Thursday, August 12, 2010

Tell Him, "My Hands Are Empty"

Good Friday is the place where we should return, again and again, so as to depend only on God, letting all knowledge and all stories go. This is the place and the state that invites God to act, to intervene in our lives. Good Friday is the best time for this meeting in history which shows God as an acting, active God.
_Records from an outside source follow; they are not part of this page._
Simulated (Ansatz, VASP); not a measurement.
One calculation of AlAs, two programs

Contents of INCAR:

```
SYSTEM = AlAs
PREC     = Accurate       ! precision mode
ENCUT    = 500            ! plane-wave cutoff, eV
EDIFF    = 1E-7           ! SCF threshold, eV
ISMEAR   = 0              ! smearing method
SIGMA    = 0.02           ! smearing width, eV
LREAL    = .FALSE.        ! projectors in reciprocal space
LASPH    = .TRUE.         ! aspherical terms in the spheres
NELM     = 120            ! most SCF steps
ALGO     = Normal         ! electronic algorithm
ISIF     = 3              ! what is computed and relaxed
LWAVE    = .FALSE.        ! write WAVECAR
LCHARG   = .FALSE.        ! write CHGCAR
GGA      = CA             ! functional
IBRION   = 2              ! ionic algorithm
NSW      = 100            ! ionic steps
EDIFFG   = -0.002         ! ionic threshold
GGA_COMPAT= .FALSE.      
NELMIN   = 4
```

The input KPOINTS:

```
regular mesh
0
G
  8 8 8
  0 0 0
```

...Jesus is resurrected, yes, but Jesus is also still on the cross. And if I want to be with Him, I have to go where He is. To arrive at a Good Friday is a gift from God, an invitation from God to re-begin my life with Him. It’s a big gift from God if I realize that I have to re-begin my life. God is so rich that He doesn’t permit us to use blessings from the past. He wants to share with us blessings from the present. His presence is out of time, which means it is a continuous presence. He overcomes time in this way. And even those experiences of past blessing are nothing when you are in a new trouble. It doesn't help. You have to tell God, these past experiences are not tools in my hand. My hands are empty again and again and again. Why doesn't God speak to us through the Bible? Because we know everything and our hands are not empty. We cannot listen to His voice because between Him and me there is a Bible passage. My hands have to be empty. To say to God at the beginning of the day, I will open the Bible and I want to be taught by You, not by my knowledge about the Bible. ...

You know, the history of European theatre begins with the empty tomb. The first theatrical representations used the liturgy as a starting point. Or more precisely, the visiting of the empty tomb. In these early plays, the Marys are going to the tomb in order to meet the dead Jesus and they are asking the angels where the dead body is. And we, we too cannot find the resurrected body so we are always looking for a dead body, returning to the tomb. This is our general condition, to search for dead bodies.

Because we have to go back to the beginning. Always re-beginning. Where is the Messiah? What happened? John and Peter run to Jesus' tomb in their desperation. They don't know what they will find there. And John himself tells us that when they entered the tomb, the scriptures were resurrected. Had they not understood anything of the scriptures before this? But they had to throw out all of their previous understandings and re-begin.